Upper chords and diagonal members respectively involving different wire diameters can be stored in the wire change devices 41 and 42. In that way it is possible to flexibly vary during the production process not only the height of the upper chord relative to the lower chord arrangement but also the wire diameter of the upper chord 3 and the diagonal members 4 respectively.

LIST OF REFERENCES

• 1 lattice girder
• 2 lower chords
• 3 upper chord
• 4 diagonal members
• 5 lower chord welding device
• 6 upper chord welding device
• 7 drums (lower chords and upper chord)
• 7′ drums (diagonal members)
• 8 line of material
• 9 storage location
• 10 height adjustment device (upper chord)
• 11 height-adjustable carrier
• 12 holding device (upper chord)
• 13 gripper (upper chord)
• 14 cutting device (upper chord)
• 15 advance device (lower chords and upper chord)
• 16 linear carriage
• 17 eccentric lever
• 18 gripper (upper chord)
• 19 gripper (lower chord)
• 20 centering device (upper chord)
• 21 gripper (upper chord)
• 22 unwinding device
• 23 straightening machine
• 24 bending machine
• 25 welding machine
• 26 weld locations
• 27 frame
• 28 holding device (lower chord)
• 29 gripper (lower chord)
• 30 guide rail
• 31 height compensation device
• 32 height-adjustable hoop
• 33 lever mechanism
• 34 guide contour
• 35 height-adjustable hoop
• 36 lever mechanism
• 37 guide contour
• 38 cutting device (diagonal members)
• 39 wire guide device (upper chord)
• 40 advance device (upper chord
• 41 wire change device (upper chord)
• 42 wire change device (diagonal members)
• H height of the upper chord relative to the lower chord arrangement
• L lengths of the limbs of the zig-zag form of the diagonal members
• α a bending angle between the limbs of the zig-zag form of the diagonal members
• S1 cross-sectional plane 1
• S2 cross-sectional plane 2

Claims

1. A method of continuously producing a lattice girder by welding a lower chord arrangement which includes at least one lower chord, in particular two lower chords, and an upper chord which is arranged at a specific height in relation to the lower chord arrangement to at least one diagonal member which extends back and forth between the at least one lower chord and the upper chord, in particular in a zig-zag form, wherein welding of the at least one lower chord and the upper chord to the at least one diagonal member is effected by means of a lower chord welding device and an upper chord welding device, characterised in that the height of the upper chord relative to the lower chord arrangement is changed during the continuous production of the lattice girder.

2. A method as set forth in claim 1 characterised in that the upper chord is cut prior to a change in its height relative to the lower chord arrangement.

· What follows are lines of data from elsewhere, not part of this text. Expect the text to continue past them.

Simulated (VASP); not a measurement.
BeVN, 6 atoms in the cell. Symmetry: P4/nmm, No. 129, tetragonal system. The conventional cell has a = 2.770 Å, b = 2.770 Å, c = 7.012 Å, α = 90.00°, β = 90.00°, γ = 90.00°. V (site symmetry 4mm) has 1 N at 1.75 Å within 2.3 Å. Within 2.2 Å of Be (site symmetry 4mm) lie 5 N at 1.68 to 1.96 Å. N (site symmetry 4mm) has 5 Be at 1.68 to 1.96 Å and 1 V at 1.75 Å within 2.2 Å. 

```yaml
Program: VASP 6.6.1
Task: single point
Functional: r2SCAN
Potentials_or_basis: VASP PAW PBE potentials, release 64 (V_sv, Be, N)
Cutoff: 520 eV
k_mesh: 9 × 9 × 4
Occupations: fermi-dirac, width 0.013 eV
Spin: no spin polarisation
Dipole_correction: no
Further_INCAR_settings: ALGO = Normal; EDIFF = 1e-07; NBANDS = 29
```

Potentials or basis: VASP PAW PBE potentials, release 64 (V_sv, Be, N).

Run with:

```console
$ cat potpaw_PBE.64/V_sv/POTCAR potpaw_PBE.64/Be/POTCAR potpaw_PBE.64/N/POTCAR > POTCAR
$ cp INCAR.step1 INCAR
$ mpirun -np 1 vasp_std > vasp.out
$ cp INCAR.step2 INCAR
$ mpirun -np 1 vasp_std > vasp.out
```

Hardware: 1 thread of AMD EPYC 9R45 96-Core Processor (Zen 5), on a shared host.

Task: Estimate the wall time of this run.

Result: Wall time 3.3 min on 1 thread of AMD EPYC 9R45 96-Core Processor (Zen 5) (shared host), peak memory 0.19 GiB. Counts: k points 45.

3. A method as set forth in claim 1 characterised in that the angle position of the lower chord welding device is changed in the course of the change in the height of the upper chord relative to the lower chord arrangement.

4. A method as set forth in one of claim 1 characterised in that the height and/or the angle position of the upper chord welding device is changed in the course of the change in the height of the upper chord relative to the lower chord arrangement.

5. A method as set forth in claim 1 characterised in that the upper chord and/or the at least one lower chord is fed stepwise to the upper chord welding device and the lower chord welding device respectively.

6. A method as set forth in claim 1 characterised in that the upper chord is centered before it is fed to the upper chord welding device.

7. A method as set forth in claim 1 characterised in that the at least one lower chord and/or the upper chord and/or the at least one diagonal member is firstly unwound from drums before the welding operation to form a lattice girder and is then deformed in a predetermined fashion.

8. A method as set forth in claim 1 characterised in that the lattice girder is separated at predetermined cutting positions from the continuously produced line of material.

9. A method as set forth in claim 8 characterised in that the lattice girder is then fed to at least one storage location.

10. Apparatus for continuously producing a lattice girder comprising a lower chord arrangement which includes at least one lower chord, in particular two lower chords, an upper chord arranged at a specific height relative to the lower chord arrangement and at least one diagonal member which extends back and forth between the at least one lower chord and the upper chord, in particular in a zig-zag form, wherein the at least one lower chord and the upper chord are welded to the at least one diagonal member and the apparatus for that welding operation includes a lower chord welding device and an upper chord welding device, characterised in that the apparatus further includes a device for height adjustment of the upper chord during the continuous production of the lattice girder.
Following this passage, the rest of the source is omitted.